Beyond
Stein and Andersen make the point that even with complex B2B sales, buyers might actively buy from you only about 2% of their total time in a year. Most sales books focus their prescriptions, during that narrow 2% window called the sales process, when the buyer is actively seeking to fill an identified need. The problem with that is that while there is a need, there is also a lot of competition and very little trust.

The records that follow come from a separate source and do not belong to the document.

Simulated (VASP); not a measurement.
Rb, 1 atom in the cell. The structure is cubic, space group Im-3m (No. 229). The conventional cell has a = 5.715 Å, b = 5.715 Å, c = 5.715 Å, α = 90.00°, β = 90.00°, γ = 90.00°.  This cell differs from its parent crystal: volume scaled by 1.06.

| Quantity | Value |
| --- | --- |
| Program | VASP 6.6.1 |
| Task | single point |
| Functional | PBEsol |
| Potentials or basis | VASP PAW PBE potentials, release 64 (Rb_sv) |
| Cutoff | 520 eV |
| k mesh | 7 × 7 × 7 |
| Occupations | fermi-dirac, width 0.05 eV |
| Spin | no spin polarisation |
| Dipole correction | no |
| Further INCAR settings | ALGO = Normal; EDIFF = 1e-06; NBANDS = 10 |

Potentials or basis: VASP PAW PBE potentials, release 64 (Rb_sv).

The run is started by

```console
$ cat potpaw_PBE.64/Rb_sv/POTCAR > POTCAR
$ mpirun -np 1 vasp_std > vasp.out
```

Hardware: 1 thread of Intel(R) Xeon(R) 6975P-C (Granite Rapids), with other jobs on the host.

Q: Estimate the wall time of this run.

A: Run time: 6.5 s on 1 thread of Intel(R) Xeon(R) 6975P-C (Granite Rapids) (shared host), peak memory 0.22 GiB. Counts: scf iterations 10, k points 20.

If you want to achieve the status of trusted advisor, you have to pay attention before, during and after the sales process. They delineate 12 strategies, distributed equally across the entire life cycle, what they call Engage, Win and Grow.
Engage
This is the pre-opportunity phase in which you do in-depth research to understand your customer’s business and use the insights gained to earn the right to engage with your customers in elevated discussions about what they need to do to achieve their business objectives, how you will help them do it, and why it’s important. I’m vastly oversimplifying here, of course, but the general idea is to put yourself in a position where you can credibly be seen as a potential trusted advisor by the right people in the customer’s organization before a specific opportunity comes up. By doing so, you will be in a position to influence and shape their needs and hence their requirements.
Win
This phase is the main focus of approaches that focus on the meat of the sales process: the pursuit of opportunities from identification through the sales funnel to closing. The four chapters in this section will be familiar to anyone who has experience and training in common sales methodologies: they cover the fundamentals of discovering the key drivers that relate to the specific sales opportunity, and how to use those to deliver “actionable awareness,” which is a key point that I personally believe many B2B salespeople miss. They know the importance of learning about their customer’s business, but most of them use their research to gain data points that they can use to sprinkle in their product pitches to give them a veneer of “customer focus” and business sophistication. Scratch beneath surface, though, and you find they don’t truly bring key insights that show how they can uniquely impact the customer’s business.
Grow
There are very few feelings as exhilarating as winning that big deal of the year, but you have to resist the temptation to take your eye off the ball at this point. If you keep your attention in the post-sale phase to realizing the value that was promised during the win phase and validate its impact on the customer, adapt to changes and issues as they arise, and expand the relationship, you will have a firm launching pad for all future opportunities that arise.
If you’re a sales professional who has already read many of the excellent books that guide you through the sales process, Beyond the Sales Process is an excellent complement that will illuminate the rest of the sales landscape and expand your view of what it takes to raise your game.